Relational Undercurrents: Contemporary Art of the Caribbean Archipelago


“Relational Undercurrents: Contemporary Art of the Caribbean Archipelago”—curated by Tatiana Flores (Department of art History, Rutgers University) and supported by Getty’s Pacific Standard Time: LA/LA—will be on view from September 16, 2017 to January 28, 2018 at the Museum of Latin American Art (MoLAA) in Long Beach, California (628 Alamitos Avenue).

Featuring over eighty artists from the Hispanophone, Anglophone, Francophone, and Dutch Caribbean, “Relational Undercurrents” will emphasize the thematic continuities of art made throughout the archipelago and its diasporas, challenging conventional geographic and conceptual boundaries of Latin America. Artists include Allora & Calzadilla (Puerto Rico), Janine Antoni (Bahamas), Humberto Díaz (Cuba), David Gumbs (St. Martin), Nadia Huggins (St. Vincent), and Jorge Pineda (Dominican Republic).
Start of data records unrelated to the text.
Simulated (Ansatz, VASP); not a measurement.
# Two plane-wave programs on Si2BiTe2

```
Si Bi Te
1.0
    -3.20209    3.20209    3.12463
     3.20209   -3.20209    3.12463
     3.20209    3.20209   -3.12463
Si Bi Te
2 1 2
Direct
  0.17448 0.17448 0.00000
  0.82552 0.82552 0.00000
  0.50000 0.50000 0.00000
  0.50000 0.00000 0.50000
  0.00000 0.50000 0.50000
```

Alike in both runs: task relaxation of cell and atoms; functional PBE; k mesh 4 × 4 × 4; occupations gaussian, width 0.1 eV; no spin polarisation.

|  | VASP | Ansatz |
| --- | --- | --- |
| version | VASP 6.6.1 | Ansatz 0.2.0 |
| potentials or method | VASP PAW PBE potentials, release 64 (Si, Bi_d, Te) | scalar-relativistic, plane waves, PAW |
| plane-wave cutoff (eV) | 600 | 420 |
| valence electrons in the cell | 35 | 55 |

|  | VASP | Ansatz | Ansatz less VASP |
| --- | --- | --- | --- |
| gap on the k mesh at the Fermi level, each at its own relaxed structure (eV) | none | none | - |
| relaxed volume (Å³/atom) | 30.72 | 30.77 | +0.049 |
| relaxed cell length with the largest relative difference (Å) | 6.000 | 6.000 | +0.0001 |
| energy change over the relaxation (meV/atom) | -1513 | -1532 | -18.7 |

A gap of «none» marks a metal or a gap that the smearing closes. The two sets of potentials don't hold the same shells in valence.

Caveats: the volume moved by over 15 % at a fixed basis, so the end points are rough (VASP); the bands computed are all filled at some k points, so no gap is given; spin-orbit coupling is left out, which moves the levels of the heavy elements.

Description: Relational Undercurrents: Contemporary Art of the Caribbean Archipelago, curated by Dr. Tatiana Flores for the Getty’s Pacific Standard Time: LA/LA, is a major survey exhibition of twenty-first century art of the Caribbean that employs the archipelago as an analytical framework. Working against traditional understandings of the Caribbean as discontinuous, isolated, and beyond comprehension as a result of its heterogeneous populations, multiple linguistic traditions, and diverse colonial histories, Relational Undercurrents locates thematic continuities in the art of the Caribbean islands. The exhibition is divided into four thematic sections: Conceptual Mappings, Perpetual Horizons, Landscape Ecologies and Representational Acts and features artists whose works have informed and shaped those themes. With over eighty artists and occupying the entire museum space, Relational Undercurrents includes painting, installation art, sculpture, photography, video, and performance. It is accompanied by a lavishly illustrated catalogue with commissioned essays by scholars and curators.